Creating a functional workspace at home

Thanks to flexible working options increasing numbers of people are working from home and setting up functional home workspaces. Maybe you’re about to do the same yourself. If so, you may be worried about space or where your set up will work best. With careful planning, as well as some clever hacks, any space can be turned into a home workspace.

Consider the tips below to increase your productivity and efficiency while working from home.

Clever use of space

Combine ideas that are outside of the box, clever planning and effective use of space and what you do have? The perfect recipe for setting up a functional home workspace. Don’t let space or imagination limit your options.

You may not have ever imagined yourself working in a nook, a storage cupboard or a window seat, but these spaces can be easily transformed into temporary or permanent workspaces.

“Adding a couple of higher shelves for an in-tray, a charging station with dual USB power points and a table-height surface where you can pull up a stool is a great way to create an instant work space,” says Jodie Hughes, interior designer at Eclectic Interior Design and Property Styling.

If you have limited indoor space to work with, or even fancy the idea of something different, Hughes says you only have to look out the window for inspiration.

“Creating a work space in your garage or shed is a clever solution [for creating a home workspace],” she says. “If space allows, a shipping container in the garden would also work.”

Invest in ergonomics

One of the most important things to consider when setting up your home workspace, is ergonomics. Even if you’re only setting up a workspace for the day, it’s important to ensure you have the right equipment to protect your body.

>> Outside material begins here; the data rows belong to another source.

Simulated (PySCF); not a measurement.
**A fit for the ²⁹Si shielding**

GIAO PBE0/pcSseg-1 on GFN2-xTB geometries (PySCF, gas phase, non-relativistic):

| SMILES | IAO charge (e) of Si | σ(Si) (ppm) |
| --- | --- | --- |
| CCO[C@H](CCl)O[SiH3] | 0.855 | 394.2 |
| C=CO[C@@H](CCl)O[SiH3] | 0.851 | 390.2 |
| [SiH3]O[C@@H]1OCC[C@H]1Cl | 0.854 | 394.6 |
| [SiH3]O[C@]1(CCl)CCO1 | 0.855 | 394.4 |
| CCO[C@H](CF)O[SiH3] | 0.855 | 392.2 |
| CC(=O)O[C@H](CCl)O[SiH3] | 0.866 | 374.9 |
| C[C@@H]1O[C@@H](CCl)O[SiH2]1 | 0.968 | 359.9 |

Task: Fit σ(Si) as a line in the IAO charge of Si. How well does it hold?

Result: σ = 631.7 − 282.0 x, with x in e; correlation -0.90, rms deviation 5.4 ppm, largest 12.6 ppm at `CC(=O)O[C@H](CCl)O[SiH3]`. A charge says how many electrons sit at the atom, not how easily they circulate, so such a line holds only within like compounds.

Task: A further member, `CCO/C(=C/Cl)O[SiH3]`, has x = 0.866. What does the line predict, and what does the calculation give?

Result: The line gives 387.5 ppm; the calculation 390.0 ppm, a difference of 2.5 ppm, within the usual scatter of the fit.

As a guide, your desk needs to be at a height that allows you to naturally rest your elbows in line with your keyboard and mouse. You can use a hand rest to prevent your hands from bending.

Your chair should be adjustable and provide proper back support and your feet should be flat on the ground or on a small foot stool to help protect your back.

Your computer screen should be a minimum of an arm’s length away and positioned slightly forward just below eye level - your head and neck should not be bent. Positioning the screen at a right angle and away from direct light will reduce glare that can cause eye strain.

To prevent unnecessary straining or awkward movements, place your stationery and printers within easy reach.

Multi-purpose technology and furniture

Scanners, printers and copiers can take up a lot of separate space. Some almost need a room of their own. But, there is a simple answer. Multi-purpose technology. Multi-purpose furniture is the same.
“Extendable tables, folding tables, or console desks that convert to dining tables enable you to maximise your living space and work space,” says Hughes.

“Open bookshelves are great multi-furniture pieces that can be both stylish and functional,” she adds. “Existing sideboards can hideaway less stylish items such as printers.”

When you choose your multi-purpose furniture and technology, go with a look that fits your style and is functional for your space.

Go wireless

Keeping your desk clutter free is easy if you use wireless technology. It also gives you the flexibility to be mobile within your home, so you can head into the kitchen and make a cup of tea without missing a beat.

Keyboards, mice and printers can all be shared wirelessly.

Buying a multiport USB charger is another way to limit wires. It also means your devices are always charged – an essential when waiting for that important phone call.

Division of space

Using clever screening or divisions in your room will allow you to separate work from home life.

“An open bookshelf is a great multi-functional way to divide a room, as it provides extra storage that is accessible from either side, and the open shelving allows light through, so you don’t feel closed in,” says Hughes.

If you’re working in a tight space, don’t feel like you can’t separate work from home, try a fold-down desk that you fold away when done.

Lighting and personalising your space

“Choosing the right lighting to suit your space is very important to productivity, mood and saving your sight,” says Hughes.

Because of this, she suggests making use of natural light where possible. Otherwise, use overhead lighting and table lamps, or wall mounted lamps, standard floor lamps, and desk lamps if you’re limited on space.

Anything that makes your home workspace more appealing can’t be wrong, so adding personal touches is a nice idea. “Beautiful fabrics, paint swatches or personal photos can help creativity and mood and need minimal space,” says Hughes.

Plants can also be a great addition to your working space, and don’t worry if you’re not a green thumb. There are plenty of low maintenance indoor plants, such as aloe vera, spider plants and dracaena.

“Research shows that plants in the working environment can have many benefits, such as stress reduction and cleaning the air,” says Hughes.

Clever storage ideas

Floating shelves, hanging storage pockets and wall mounted box cubes all work well if you have smaller storage spaces, while shelving under the desk is great for printers or scanners.

When it comes to paperwork, the last thing you want is to have surplus amounts of it taking up your time and space. Saving documents digitally using a backed-up cloud storage system is the perfect solution to keeping your workspace organised.